The problematic relationship between reliance and materiality, causation and damage, and the mechanisms whereby reliance may be demonstrated, have been noted by courts which have faced these issues in the context of securities fraud cases. See, e. g., Korn v. Franchard Corp., supra, 456 F.2d at 1212; Green v. Wolf Corp., supra, 406 F.2d at 310. While these issues may not yet be completely settled in this circuit, Chris-Craft Industries, Inc. v. Piper Aircraft Corp., 480 F.2d 341, 400 (2d Cir. 1973), that the presence of the issue of reliance is no bar to the designation of a class action in a ease such as this is beyond dispute.
“(W)here the activities allegedly giving rise to liability are standardized, as where uniform misrepresentations are made to all members of the group, proof of individual reliance as well as individual damages may effectively be severed and treated in subsequent proceedings. . . . (Substantively, it may be relatively immaterial once the form of fraud giving rise to liability is determined.” 3B Moore’s Federal Practice, para. 23.45 (2), at 23-762-764.

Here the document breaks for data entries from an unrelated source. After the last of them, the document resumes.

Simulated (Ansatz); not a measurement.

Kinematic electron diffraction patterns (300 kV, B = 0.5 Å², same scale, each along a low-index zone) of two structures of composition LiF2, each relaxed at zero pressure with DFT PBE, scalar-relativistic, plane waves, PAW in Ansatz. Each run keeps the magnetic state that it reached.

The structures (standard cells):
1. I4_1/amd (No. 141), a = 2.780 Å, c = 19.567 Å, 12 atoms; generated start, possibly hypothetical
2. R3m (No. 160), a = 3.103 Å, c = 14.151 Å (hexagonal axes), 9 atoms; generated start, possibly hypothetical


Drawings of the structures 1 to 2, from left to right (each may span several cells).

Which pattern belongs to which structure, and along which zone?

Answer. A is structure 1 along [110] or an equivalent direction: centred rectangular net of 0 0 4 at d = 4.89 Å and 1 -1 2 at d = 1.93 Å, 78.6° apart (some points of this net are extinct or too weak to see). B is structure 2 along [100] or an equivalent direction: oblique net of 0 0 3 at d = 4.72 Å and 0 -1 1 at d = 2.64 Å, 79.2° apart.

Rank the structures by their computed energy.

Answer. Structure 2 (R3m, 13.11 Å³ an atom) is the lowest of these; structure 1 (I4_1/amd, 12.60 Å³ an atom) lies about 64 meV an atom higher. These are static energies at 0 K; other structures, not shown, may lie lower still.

See also Affiliated Ute Citizens v. United States, 406 U.S. 128, 153, 92 S.Ct. 1456, 31 L.Ed.2d 741 (1972); Mills v. Electric Auto-Lite Co., 396 U.S. 375, 90 S.Ct. 616, 24 L.Ed.2d 593 (1970); Korn v. Franchard Corp., supra, 456 F.2d at 1212 nn.15-19; Wolfson v. Solomon, supra, 54 F.R.D. at 591; Feder v. Harrington, supra, 52 F.R.D. at 183; Berland v. Mack, 48 F.R.D. 121, 128 (S.D.N.Y.1969); Herbst v. Able, supra, A1 F.R.D. at 16; Dolgow v. Anderson, supra, 43 F.R.D. at 490.
V.
In a case such as this, Fed.R.Civ.P. 23(c)(2) requires that the court shall direct to members of the class “the best notice practicable under the circumstances, including individual notice to all members who can be identified through reasonable effort.” Eisen v. Carlisle & Jacquelin, 479 F.2d 1005 (2d Cir. 1973) (hereinafter Eisen 111).
The identity of substantially all of the members of this class may be “ascertained through reasonable effort,” Eisen III, supra, 479 F.2d at 1009, and accordingly actual individual notice must be given. The names of the members of the class may be taken from ITT’s computer tapes which list the names of the Hartford Fire shareholders at the time of the exchange offer.
It does not now appear that supplementary forms of notice, or other procedures, are required to insure that actual notice will be received by the members of the class. But see, e. g., Berland v. Mack, supra, 48 F.R.D. at 130; Herbst v. Able, supra, 47 F.R.D. at 21.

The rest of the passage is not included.